Overhead Benchmarks: New Relic vs. Scout

February 07 Bullet_white By Derek Bullet_white Posted in App Monitoring Bullet_white Comments Comments

High monitoring overhead is a silent killer: your app's requests take longer, throughput capacity shrinks, end users requests start stacking up in a request queue, you react by provisioning more servers, and finally, more servers == more $$$.

So how does Scout's overhead compare with the competition? To find out, we set up a suite of benchmarks comparing Scout's overhead to New Relic.

To ensure fair results, every part of these tests is open-source - from the Rails app we're benchmarking to the Rails log files generated by the benchmarks. We encourage you to analyze the raw data, try these benchmarks on your own, and let us know if you come to a different conclusion.

Benchmarking Scenarios

App monitoring overhead varies based on (1) instruments used and (2) available resources on the application server.
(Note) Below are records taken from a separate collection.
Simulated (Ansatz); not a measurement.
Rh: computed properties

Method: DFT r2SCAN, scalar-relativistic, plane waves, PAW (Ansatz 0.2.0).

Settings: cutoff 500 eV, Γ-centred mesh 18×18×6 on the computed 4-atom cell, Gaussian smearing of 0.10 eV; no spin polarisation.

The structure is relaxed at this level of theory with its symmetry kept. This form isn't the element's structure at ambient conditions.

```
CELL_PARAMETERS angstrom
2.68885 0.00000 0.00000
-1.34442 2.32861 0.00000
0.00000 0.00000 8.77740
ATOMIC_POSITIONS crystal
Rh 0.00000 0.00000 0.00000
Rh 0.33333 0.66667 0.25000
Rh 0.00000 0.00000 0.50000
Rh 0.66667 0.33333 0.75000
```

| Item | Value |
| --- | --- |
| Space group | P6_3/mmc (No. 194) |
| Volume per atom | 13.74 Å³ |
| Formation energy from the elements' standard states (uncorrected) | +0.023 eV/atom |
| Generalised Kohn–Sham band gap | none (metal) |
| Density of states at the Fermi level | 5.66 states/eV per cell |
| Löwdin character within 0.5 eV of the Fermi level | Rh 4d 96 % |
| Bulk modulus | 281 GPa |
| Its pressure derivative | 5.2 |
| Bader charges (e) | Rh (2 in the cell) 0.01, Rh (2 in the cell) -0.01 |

That in mind, we benchmarked agent overhead in the following scenarios:

  1. Representative endpoint - this test hits 100 endpoints in a Rails app, with each controller-action conducting 21 database queries and rendering 20 view partials.
  2. Expensive Endpoints - we simulate an app that does a lot of work to deliver a request (1k database queries and 1k view partials).
  3. Fast Endpoints - we simulate an API-like controller-action that does very little work.

In these benchmarking tests, our metric of comparison will be response time. We're benchmarking a Rails 4.2.5 application running Ruby 2.2.3.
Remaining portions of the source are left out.